This article is a work in progress. Comments and feedbacks are enthusiastically welcomed!
First off, let’s discuss what we mean by a natural language.
A natural language is one that has evolved spontaneously amongst a group of people (I include creoles, pidgins and other bricolage in this study) or an artificial language that is capable of being used as a primary source of transmitting information in a natural way (think Esperanto or other a posteriori languages).
In short, I here define a natural language as one that any cognitively normal human being is able to learn, understand and use without recourse to artificial means. (As opposed to the a priori code based artificial languages that require the memorisation of thousands of ciphers; these would be artificial languages under my definition).
Shorthand (Tironian notes) or notarial code are banished to the “artificial languages” page when they occupy most of the text; I make a short discussion of their limited use within a written natural language below.
Oneiric languages (basically those spontaneous languages such as the languages of the insane, or glossolalia) are consigned to the “gibberish” pigeon hole.
So under this definition, English, Esperanto, Chinese and Nahuatl are all natural languages. Latin written with scribal abbreviations likewise is a natural language, but a page full of shorthand is not as it is properly a code. I do not distinguish between the linguistic definitions of a prescribed and unprescribed natural language.
An a priori language is one that is created from scratch (like logic based artificial languages or a code language); an a posteriori language is one that is built upon the foundations of a pre-existing natural language (like Esperanto or, I don’t know, Pig Latin).
Some thoughts on phonetic mapping and the script
It has been argued that Voynichese cannot have a 1:1 mapping to phonetic words. This is a simplistic argument, by itself. Prof. Stephen Bax points out that English does not have a 1:1 mapping to words, look at the pronunciation of through (T H U R A amongst other pronunciations!).
At the other end of the spectrum, shorthand is essentially a personalised script for the base language, capable of being read aloud in a natural language by those in the know, and so has almost a 1:1 mapping. Each symbol or word is a homophone for a word and one word alone.
Note that we want a written natural language. A sign language is considered to be a natural language, but it is not a written language (well, it can be but under strictly controlled situations).
In theory, any script can be mapped onto any language (see my page on the Aljamiadas of Spain for examples of Arabic written in the Roman script). Of course, in practise a pressing need is always behind such attempts (in the case of the aljamiadas, it was a way for the Moors in Christian Spain to maintain their heritage and get around the prescriptions of the Inquisition).
So yes, it is possible that a new script has been invented for a pre-existing language. But do the characteristics of Voynichese permit this to be a possibility?
Language is the ability to acquire and use complex systems of communication, particularly the human ability to do so, and a language is any specific example of such a system.
Script is the collection of visual signs used to represent textual information on the page.

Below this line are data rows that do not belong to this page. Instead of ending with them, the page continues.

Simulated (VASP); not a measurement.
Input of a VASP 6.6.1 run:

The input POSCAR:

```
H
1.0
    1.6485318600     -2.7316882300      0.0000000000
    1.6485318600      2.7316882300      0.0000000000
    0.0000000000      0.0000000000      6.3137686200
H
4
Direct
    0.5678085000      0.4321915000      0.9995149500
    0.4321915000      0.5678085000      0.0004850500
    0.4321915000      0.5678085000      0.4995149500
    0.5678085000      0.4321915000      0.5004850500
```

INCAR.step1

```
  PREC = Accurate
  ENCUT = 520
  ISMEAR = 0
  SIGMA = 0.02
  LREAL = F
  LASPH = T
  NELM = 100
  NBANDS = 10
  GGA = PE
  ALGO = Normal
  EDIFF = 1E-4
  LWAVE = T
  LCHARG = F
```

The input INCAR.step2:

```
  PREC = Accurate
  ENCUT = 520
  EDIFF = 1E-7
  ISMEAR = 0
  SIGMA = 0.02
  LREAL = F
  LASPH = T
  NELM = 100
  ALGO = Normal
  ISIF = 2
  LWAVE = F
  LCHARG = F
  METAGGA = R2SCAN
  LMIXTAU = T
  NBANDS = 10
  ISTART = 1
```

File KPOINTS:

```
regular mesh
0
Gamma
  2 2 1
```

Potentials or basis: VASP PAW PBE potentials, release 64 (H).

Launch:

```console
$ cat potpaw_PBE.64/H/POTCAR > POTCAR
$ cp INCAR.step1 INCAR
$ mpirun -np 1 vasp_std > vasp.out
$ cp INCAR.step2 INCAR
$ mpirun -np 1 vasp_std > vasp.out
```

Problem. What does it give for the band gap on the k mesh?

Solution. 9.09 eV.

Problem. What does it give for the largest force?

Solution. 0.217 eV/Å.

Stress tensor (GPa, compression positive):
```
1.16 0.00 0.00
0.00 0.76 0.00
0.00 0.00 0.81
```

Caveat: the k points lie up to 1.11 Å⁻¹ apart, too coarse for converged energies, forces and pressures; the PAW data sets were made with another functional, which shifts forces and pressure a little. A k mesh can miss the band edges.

Glyphs are the “letters” used in Voynichese. There are 25 glyphs in the Voynich alphabet.
We are looking for evidence to suggest that Voynichese is a natural language (but not what language it is). So we want to test the following hypothesis:
Voynichese is a natural language. It encodes the natural communication of a group.
In other words, is Voynichese is a language capable of being spoken and written in the same way as English, Russian, Hawaiian or Chinese? It could be a new script for an existing language (imagine someone understood Chinese but couldn’t write it, so they invented an alphabet based on their own Latin) or a dead language that has only given us one written copy.
It could be:
- A unique example of a natural language
- An attempt at writing down a language that had no natural written system (or not one that was understood by the scribe)
- A copy of a natural language that was not understood by the scribes
Let’s us consider some of the philosophical characteristics of natural languages and see if they fit Voynichese:
- All languages are systematic. They are governed by a set of interrelated systems that include phonology, graphics (usually), morphology, syntax, lexicon, and semantics.
- All natural languages are conventional and arbitrary. They obey rules, such as assigning a particular word to a particular thing or concept. But there is no reason that this particular word was originally assigned to this particular thing or concept.
- All natural languages are redundant, meaning that the information in a sentence is signalled in more than one way.
- All natural languages change. There are various ways a language can change and various reasons for this change.
(C. M. Millward and Mary Hayes, A Biography of the English Language, 3rd ed. Wadsworth, 2011).
Sadly, we cannot answer “yes” or “no” to any of the above propositions, because we don’t understand Voynichese! But we cannot exclude any of them. Let’s go a bit more indepth.
Charles Hockett proposed the “Ten fundamental characteristics of human language as system of communications”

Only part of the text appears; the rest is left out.